Rumors of the Yankees death have been greatly exaggerated...The Bronx Bombers took two out of three from the Red Sox, trimming their lead to 9 1/2 games with only 117 left to play. I think it's a bit ridiculous to start counting games now. The debates started on Sunday: have the Sox buried the Yankees? Can a Rocket launch even help the Yankees overcome the light-years lead?
Three short years ago, such blatant tempting of fate would've been unthinkable here in New England. In fact, it still feels like an unnecessary luxury or even like a nervous giggle right before you get the crap kicked out of you, talking about a Sox lead in May. Bad Karma!

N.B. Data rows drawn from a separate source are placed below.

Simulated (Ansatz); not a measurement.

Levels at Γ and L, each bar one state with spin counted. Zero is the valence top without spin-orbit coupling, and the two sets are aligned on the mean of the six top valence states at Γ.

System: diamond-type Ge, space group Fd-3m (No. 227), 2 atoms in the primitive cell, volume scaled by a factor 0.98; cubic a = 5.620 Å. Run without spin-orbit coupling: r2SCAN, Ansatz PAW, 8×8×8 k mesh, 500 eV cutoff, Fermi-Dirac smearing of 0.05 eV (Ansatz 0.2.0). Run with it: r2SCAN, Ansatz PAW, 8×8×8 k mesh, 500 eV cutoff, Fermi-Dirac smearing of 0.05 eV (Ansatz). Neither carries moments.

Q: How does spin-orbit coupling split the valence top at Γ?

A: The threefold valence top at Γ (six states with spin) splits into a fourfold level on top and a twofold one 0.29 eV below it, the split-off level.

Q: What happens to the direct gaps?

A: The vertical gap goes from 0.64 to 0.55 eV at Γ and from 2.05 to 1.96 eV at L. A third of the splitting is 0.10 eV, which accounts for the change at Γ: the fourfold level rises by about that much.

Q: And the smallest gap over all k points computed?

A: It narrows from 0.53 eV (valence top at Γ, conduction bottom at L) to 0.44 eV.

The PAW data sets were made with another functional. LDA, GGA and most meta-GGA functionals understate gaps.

But after the ping pong balls set the Celtics back 7 or 8 years on Tuesday night, I say tempt away. There's now way one city can be asked to stomach the death of its storied basketball franchise and collapse against their arch-nemesis in one year right? These things have to even out.
Or do they?...Sean Marshall threw 104 pretty good pitches last night, but the only one that mattered was the one that got away. The Triple A call-up was cruising through 6 innings last night, holding the Padres to two hits and nursing a one-run lead, before giving up a single followed by a 2-0 home run to Kevin freakin' Kouzmanoff and that was it: 7 IP, 4 H, 2 ER, 1 BB, 8 SO and another one-run loss.
It was the Cubs 10th such loss this year, a season that's quickly shaping up to be one of the worst in recent memory. Not one of the worst teams, the team is actually good--we think--but one of the worst seasons because of the disparity between talent and results.
Almost exactly a month ago, I mentioned this exact plight on this very site. This week, Jonah Keri touched on it for ESPN.com. If you take a look at the Baseball Prospectus Adjusted Standings--which factor in a lot of important metrics, formulas and corollaries, both real and imagined--the Cubs are actually ahead of the the Brewers in the NL Central.
None of this makes me feel any better as it still leads to a painful, depressing conclusion: the Cubs are losing because they're the Cubs and I'm not quite sure how to handle that. I've had years of practice at overvaluing the squad, thinking they had a shot when they really didn't. That's easy. Been doing it for years. I was even excited when Henry Rodriguez joined the squad back in the day. I was delusional.
But this might be much worse. On paper, the Cubs are a National League favorite. But on that same paper, in a different section, they're still a sub-.500 team trying to stay alive in baseball's weakest division.
Whoever the cosmic accountant is has notoriously shoddy bookkeeping.